Writing Life: 10 Reasons Why I Publish Independently



I think I’ve written about this before, but I’ll write about it again, seeing as many people still ask why I publish independently. So, here you go:

Control

What can I say? I’m a control freak. When something matters, I like to be in control of as many of the things that are going to make it work as I can. I like being able to decide what goes on my book covers, when my stories and books are published, what formats they are published in, and where they are released. I like it a lot.

Responsibility

With great control… or was that power? Anyway, with great control, comes great responsibility. This means that I get to control when my book is released, how its formatted, and all the rest, BUT it also means that I’m responsible for how all that turns out. I can’t blame anyone, if the editing isn’t up to scratch, if my cover sucks, or if the book doesn’t release on time. I can’t pass the task of promoting my work to anyone else, and I can’t blame anyone for my sales figures, or lack thereof. I like this, too; it comes with being a control freak.

Accountability

Some think responsibility and accountability are the same thing, and, in many ways, they’re right. I like to extend the idea of accountability to include being able to account for where things have come from, and gone to. This means I can account for my income, my expenditure, and the intangibles like time spent on projects.

For instance, I know exactly what my royalties are, where they came from, what deductions were made along the way, and so on. I have spreadsheets for these. I also know when my books sold, and when the distributor got paid, as opposed to when I got paid, as there is often a time differential here. It helps me budget and plan more accurately, because I can track what is happening on each of my platforms. I cannot do this with a publisher, as I have discovered.

I also know where my time is going. I can calculate how much time I will have to put into editing, cover design, formatting, uploading, and updating the spaces where I talk about my work. Knowing when a release is going to occur means I can pre-load release announcements, and put aside time for updating Pinterest, Goodreads, LinkedIn, and my blog.

My Time is My Own

My activities are not dictated by a publisher, an agent, or anyone else. They are dictated by me. Me, by the way, can be a pretty hard taskmaster, but she is reasonable about things like how sudden illness, or family emergencies can affect my output. I’m not likely to have Me cancel a contract because I went down with the flu and couldn’t write a word worth saving for a week. I don’t have to spend on getting to book signings at my own expense because the publisher says I have to do so many a year, but won’t cover the cost of (either in royalty payments or as part of their advertising outlay). I DO get to decide how to divide my time between writing, publishing, and promotion, and getting that right is a responsibility I have control over and am accountable for to Me.

Better Returns for Time Spent

Most traditionally published writers don’t break even. They can’t guarantee that last year’s books will be earning this year, or the next, or the year after that. I can’t guarantee that either, but I can guarantee that those books will still have the chance to earn, because they will be available until I decide they aren’t. I do not have that guarantee with a publisher.

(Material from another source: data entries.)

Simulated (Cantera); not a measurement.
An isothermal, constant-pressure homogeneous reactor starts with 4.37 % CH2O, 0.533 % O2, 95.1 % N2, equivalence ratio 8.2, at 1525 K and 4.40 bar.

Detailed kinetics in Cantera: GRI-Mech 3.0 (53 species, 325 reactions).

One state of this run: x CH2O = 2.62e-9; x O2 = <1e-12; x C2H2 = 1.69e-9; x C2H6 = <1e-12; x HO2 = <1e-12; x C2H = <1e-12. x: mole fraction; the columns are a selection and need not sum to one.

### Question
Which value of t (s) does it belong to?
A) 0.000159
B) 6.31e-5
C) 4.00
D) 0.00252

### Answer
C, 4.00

I also make more per book sold than I would if I had a publisher publish for me, or an agent taking a cut. On Amazon or Smashwords, I earn around sixty or seventy per cent of the cover price of an e-book, and up to twenty per cent on a paperback. Sometimes it’s lower, but, when it is, I can see why, and that helps a lot. With a traditional publisher, I’d be making perhaps forty percent on an e-book, and maybe 7 per cent on a paperback.

Even though my initial sales volume might be lower to start with, it has the chance to build gradually over several years, which it wouldn’t do if I published traditionally, even if I was a popular mid-list author.

Faster Returns for Time Spent
If I published with a traditional publisher, it could take several months to negotiate the contract, and then the book wouldn’t be released for another 6 to 12 months. If I independently publish, I can release my work as soon as the editing, formatting, and cover processes are complete.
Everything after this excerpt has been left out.